Therefore, unless the solar-energy company can demonstrate that they are carrying on two distinct commercial activities, that is, the solar-panel activity and a farming activity, and that the farmland is wholly or mainly occupied for the purpose of husbandry, a lessor who leases out his/her land to a solar-energy company would not be entitled to the income-tax relief in such circumstances.

Running up that hill

While cases involving solar panels will be examined on an individual basis, it is currently envisaged that the area covered by the solar panels will be deemed to be ineligible for the purposes of claiming BPS. Furthermore, in line with the Department of Agriculture, Food and the Marines current approach on land eligibility, where the area of ​​a parcel covered by solar panels is 70% or greater of the overall parcel, that parcel will be wholly ineligible.

If less than 70% is covered by solar panels, and the agricultural activity is not hampered by the presence of the solar panels, the area not covered by solar panels may be eligible. With regard to entitlements, it is important to remember that a farmer must use all the entitlements every two years. Therefore, if the land is deemed ineligible for the BPS, the farmer would lose the entitlements after two years, unless he/she (a) got more land, (b) leased out his/her entitlements, or (c) sold the entitlements .

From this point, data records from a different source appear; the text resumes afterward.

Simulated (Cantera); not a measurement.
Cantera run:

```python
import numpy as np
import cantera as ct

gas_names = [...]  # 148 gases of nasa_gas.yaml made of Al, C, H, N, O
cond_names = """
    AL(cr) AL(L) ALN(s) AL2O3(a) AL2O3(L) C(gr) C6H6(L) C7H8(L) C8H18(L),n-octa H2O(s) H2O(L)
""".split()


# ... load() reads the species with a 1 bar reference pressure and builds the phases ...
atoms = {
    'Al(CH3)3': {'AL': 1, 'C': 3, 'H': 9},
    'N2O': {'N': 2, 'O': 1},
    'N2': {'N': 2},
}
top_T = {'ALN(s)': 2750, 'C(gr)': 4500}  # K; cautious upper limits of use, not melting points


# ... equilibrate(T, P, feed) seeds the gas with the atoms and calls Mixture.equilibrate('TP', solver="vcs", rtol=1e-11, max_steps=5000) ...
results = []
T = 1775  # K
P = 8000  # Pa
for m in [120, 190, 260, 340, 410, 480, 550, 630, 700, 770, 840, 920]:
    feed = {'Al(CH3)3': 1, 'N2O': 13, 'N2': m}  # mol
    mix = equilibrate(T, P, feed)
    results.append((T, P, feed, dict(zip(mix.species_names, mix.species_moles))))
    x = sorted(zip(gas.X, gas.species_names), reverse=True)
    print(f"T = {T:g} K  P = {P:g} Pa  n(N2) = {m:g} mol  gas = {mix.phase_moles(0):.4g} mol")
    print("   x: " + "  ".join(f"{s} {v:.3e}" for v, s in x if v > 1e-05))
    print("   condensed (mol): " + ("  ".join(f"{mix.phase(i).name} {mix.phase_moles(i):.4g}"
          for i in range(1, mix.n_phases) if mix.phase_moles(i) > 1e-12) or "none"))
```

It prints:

It is clear from the foregoing that there are many taxation and legal considerations to be aware of in negotiating a lease with the solar-farm developer. There is a standard lease used by each solar-farm developer, and landowners should ensure that they sign up to the lease with the most favorable terms as a whole, rather than the developer paying the highest rent.

Aisling Meehan is a solicitor, tax consultant, and farmer specializing in agricultural law and tax. Aisling Meehan Agricultural Solicitors is also a corporate member of the Irish Solar Energy Association.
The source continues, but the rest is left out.